5. ADEQUATE ASSURANCES. Seller may, at any time, suspend performance of any order or require payment from Buyer in cash, security or other adequate assurance
satisfactory to Seller when, in Seller's sole opinion, the financial condition of Buyer or other grounds for insecurity warrant such action.
6. TAXES. Any tax which the Seller may be required to pay or collect, through assessment or otherwise, under any existing or future law upon or with respect to the sale,
purchase, delivery, transportation, storage, processing, use or consumption of any goods or services provided by Seller to Buyer, including taxes upon or measured by the
receipts from sales or services, shall be for the account of Buyer and may be added to the price of goods or services purchased by Buyer. Buyer shall promptly pay the amount
thereof to Seller upon demand.
7. LIMITED WARRANTY.
(A).
Subject to the limitations specified herein, the Z-400 Frozen Merchandiser manufactured by Seller is warranted for two (2) years from the date of purchase against
defective parts and workmanship and the Z-400 Frozen Merchandiser's freezer system consisting solely of the compressor, condenser, evaporator and the refrigerant tubing is
warranted for two (2) years from the date of purchase against defective parts and workmanship. Any part or parts which are proven to be defective within the applicable
warranty period will be repaired and/or replaced free of charge, provided that, (i) the return of such part or parts is authorized in writing by Seller's Warranty Department (the
"Return Authorization"), and (ii) the defective part and a copy of the Return Authorization is returned with transportation charges prepaid to the destination designated by
Seller's Warranty Department. All labor charges shall be for the account of Buyer.
(B).
The warranties provided pursuant to Section 7(A) apply only to the original purchaser of the Z-400 Frozen Merchandiser and are null and void if the Z-400 Frozen
Merchandiser is sold during the period of warranty.
(C).
Notwithstanding anything contained herein to the contrary, the limited warranties provided for herein do not apply to: (i) electrical components, wiring, or circuits
and/or for all mechanical parts or assemblies damaged as a result of operating the Z-400 Frozen Merchandiser at other than 115 volts, 60 Hertz current; (ii) incandescent lamps,
neon lamps, fluorescent lamps, ballasts, starters, bins and associated components, graphics or other expendable items; (iii) when other manufactured components are installed by
Buyer in the Z-400 Frozen Merchandiser; and (iv) coin mechanisms, bill validators, currency systems, telemetry systems, cashless payment systems, debit card readers, and
other accessories not manufactured by Seller installed at Buyer’s request.
(D).
Seller is not responsible for any cost of service rendered or repairs made by buyer or its agents on merchandise or parts unless authorization to incur expense has been
given in writing by Seller prior to incurring such expense.
(E).
Seller shall not be liable to Buyer under this warranty if Seller determines that the defect was caused by misuse, abuse, vandalism, improper application, improper
operation, improper maintenance, alteration, repair or modification, negligence or use, casualty, fire, flood, storage, handling or any other cause beyond the control of Seller.
(F).
THE WARRANTIES PROVIDED FOR UNDER THIS SECTION 7 ARE EXCLUSIVE AND IN LIEU OF ALL OTHER WARRANTIES, OBLIGATIONS OR
LIABILITIES. SELLER EXPRESSLY DISCLAIMS AND BUYER HEREBY WAIVES ALL OTHER WARRANTIES, EXPRESSED OR IMPLIED, INCLUDING
WITHOUT LIMITATION, WARRANTIES OF MERCHANTABILITY OR FITNESS FOR A PARTICULAR PURPOSE. THE BUYER ACKNOWLEDGES AND AGREES
THAT NO OTHER REPRESENTATIONS OR WARRANTIES WERE MADE TO OR RELIED UPON BY BUYER WITH RESPECT TO THE QUALITY AND FUNCTION
OF THE GOODS SOLD HEREIN. SELLER DOES NOT AUTHORIZE ANY PERSON, COMPANY OR ENTITY WHATSOEVER TO ASSUME FOR IT ANY
OBLIGATION OR LIABILITY IN CONNECTION WITH THE SALE OF SAID EQUIPMENT OR ANY PART THEREOF.

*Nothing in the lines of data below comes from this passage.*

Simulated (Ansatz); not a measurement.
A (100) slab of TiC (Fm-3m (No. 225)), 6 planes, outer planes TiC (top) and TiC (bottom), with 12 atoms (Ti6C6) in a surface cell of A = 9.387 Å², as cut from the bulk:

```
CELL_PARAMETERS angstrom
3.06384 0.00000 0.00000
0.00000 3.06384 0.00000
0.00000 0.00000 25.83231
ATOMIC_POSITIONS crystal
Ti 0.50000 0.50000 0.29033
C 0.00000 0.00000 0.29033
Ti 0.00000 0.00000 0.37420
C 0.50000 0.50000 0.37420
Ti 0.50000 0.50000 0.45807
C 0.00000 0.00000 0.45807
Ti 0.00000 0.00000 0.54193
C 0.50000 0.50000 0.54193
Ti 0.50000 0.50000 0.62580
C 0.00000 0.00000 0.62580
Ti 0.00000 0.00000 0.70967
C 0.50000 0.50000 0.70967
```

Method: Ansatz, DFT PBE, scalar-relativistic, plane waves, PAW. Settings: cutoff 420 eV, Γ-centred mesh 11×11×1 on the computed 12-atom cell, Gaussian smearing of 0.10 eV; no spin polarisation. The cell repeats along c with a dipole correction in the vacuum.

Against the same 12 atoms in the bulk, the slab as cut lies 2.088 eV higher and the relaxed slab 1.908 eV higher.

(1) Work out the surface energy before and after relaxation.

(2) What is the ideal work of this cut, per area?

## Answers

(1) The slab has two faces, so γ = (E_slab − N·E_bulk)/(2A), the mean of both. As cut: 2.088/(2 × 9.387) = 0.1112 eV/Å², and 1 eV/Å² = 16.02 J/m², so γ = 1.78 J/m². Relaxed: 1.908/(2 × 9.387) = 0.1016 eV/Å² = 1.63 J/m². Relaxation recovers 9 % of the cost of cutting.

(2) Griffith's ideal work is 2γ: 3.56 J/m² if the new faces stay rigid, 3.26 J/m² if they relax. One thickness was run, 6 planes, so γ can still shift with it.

8. LIMITATIONS OF BUYER'S REMEDIES. Buyer's remedies with respect to any claim arising out of any order, or Seller's performance in connection therewith,
including, without limitation, any claim arising out of any defect or alleged defect in any goods or services furnished by Seller, shall be limited exclusively to the repair
and replacement of defective parts as specified in Section 7 herein. Without limiting the foregoing, Seller shall not be liable for breach of contract arising out of or in
connection with a warranty claim. In no event shall Seller be liable for any damages including, but not limited to, lost profits or other incidental or consequential
damages arising out of this agreement or the use or inability to use any of the products including, but not limited to, the Z-400 Frozen Merchandiser, even if Seller has
been advised of the possibility of such damages, or of any claim by Buyer or any other party.
9. WAIVER. Waiver by Seller of any breach by Buyer of any of the terms and conditions set forth herein shall not be construed as a waiver of any other breach or the failure of
Seller to exercise any right arising from any default of Buyer hereunder shall not be deemed to be a waiver of such right, which may be exercised at a subsequent time.
10. GOVERNING LAW. This Agreement shall be governed by the Uniform Commercial Code as adopted by the State of New Jersey in force as of the date hereof. Buyer
consents to the jurisdiction of the state and federal courts within the State of New Jersey. Service of process by certified or registered mail shall be sufficient to commence suit
and obtain a judgment by default. Buyer waives any right to personal service of process. Notwithstanding anything contained herein to the contrary, if Seller so directs, any
controversy or claim arising out of or related to this agreement or the performance or breach thereof shall be resolved by binding arbitration in accordance with the rules and
procedures then obtaining of the American Arbitration Association. Any action or proceeding by Buyer arising out of or in connection with this transaction, including any claim
for Seller's breach of contract or Seller's breach of Warranty, must be commenced within two (2) years after the delivery of the equipment to Buyer except in the case of a claim
for Seller's breach of Warranty relating to the Z-400 Frozen Merchandiser's freezer system as provided for herein which must be commenced within five (5) years after the
delivery of the equipment to Buyer.
11. Credit. All invoices paid after the due date specified within shall accrue interest at the lesser of 2% per month or the highest rate of interest permitted by law. In the event
that the Buyer pays any invoice with a credit card, Buyer hereby waives, releases, and discharges any all rights that Buyer may have, under the terms of Buyer's agreement with
the credit card provider, to dispute, challenge and/or protest the payment of any Seller invoice.